Sunday, January 27, 2013

Tell them.

Last week I complained about a problem. I've been thinking about what the solution might be.

I had never heard of Aaron Swartz until he died, though I used his inventions every day. This happens a lot with famous people – I had never heard of Frank Sinatra until he was dead and suddenly he was all over the radio. Of course, if you're Sinatra, you probably get more attention than you want. But I'm guessing a lot of awesome people, probably Aaron included, don't hear enough “You're awesome, and I'm glad you're doing the things you do, and I want to help if I can.”

I had a friend with a famous father. It struck me as strange that people were so excited about meeting him, because in person he was less interesting than her (possibly because he'd been pursued by too many fans and was sick of meeting people). People just walked up to him and told him how much they admired him and his work, but no one said that to her. I didn't tell her, “You're so fun, and I love your hair, and this spinach you made is really good,” even though I thought it every day.
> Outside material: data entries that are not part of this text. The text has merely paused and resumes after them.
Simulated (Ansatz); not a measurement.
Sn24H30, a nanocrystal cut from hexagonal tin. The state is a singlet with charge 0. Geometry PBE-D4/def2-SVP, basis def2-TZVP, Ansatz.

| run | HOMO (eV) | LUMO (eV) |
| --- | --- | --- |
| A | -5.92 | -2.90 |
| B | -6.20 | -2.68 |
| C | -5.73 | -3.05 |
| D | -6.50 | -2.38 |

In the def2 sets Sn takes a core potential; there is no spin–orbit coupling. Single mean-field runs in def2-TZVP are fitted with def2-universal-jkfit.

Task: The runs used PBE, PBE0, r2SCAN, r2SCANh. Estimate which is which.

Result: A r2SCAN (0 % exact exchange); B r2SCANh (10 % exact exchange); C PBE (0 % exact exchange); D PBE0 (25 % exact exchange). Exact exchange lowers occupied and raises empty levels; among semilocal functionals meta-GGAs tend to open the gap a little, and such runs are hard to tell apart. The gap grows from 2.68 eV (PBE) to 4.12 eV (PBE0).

When people die, we wish we had told them things like that.  And yet it's hard to say it in the course of everyday life.

What praise do we not give, and why?

One reason is the fear other people will think you're weird.  It's true that flattery can come off as creepy. But I think people can usually tell the difference between flattery and honest praise. And accepting weirdness is a good life skill.

Maybe hearing too much praise would make a person conceited after a while. But I think in most cases, it would just make them happier and better at being awesome. I love that as a social worker, I get to give my clients real criticism and real praise, because we're outside the normal realm of social interactions.

And the normal realm does not encourage this kind of thing.  It embraces irony, and geeky subcultures especially prize critique and verbal sparring (see also: Why Our Kind Can't Cooperate).  Which is fine, but that's not all there is to life.

So sometimes there's love and admiration that I don't have an easy outlet for.  It took years of angst before I gave myself permission to be in love with men who were not viable romantic partners. I kept trying to reconcile the love with the impossibility of acting on it. I finally realized I didn't have to act, and I also didn't have to squash the love. It was okay to give up hope and just love them.

With some of them I got to move on from the awkward-non-lover stage to real friendship, and that was great.  And one of them broke up with his girlfriend and married me, and that was pretty great too.

I try to push myself to tell people the things I love about them. It's scary, because there are probably situations where this could go wrong and people would be uncomfortable. But I'd like to move towards a culture where it's not weird.

For well you know that it's a fool
Who plays it cool
By making his world a little colder.
- Paul McCartney

1 comment:

Stephanie said...

Good post. Letting others know of our appreciation/admiration (that we often keep to ourselves) seems very important to me - thanks for the reminder.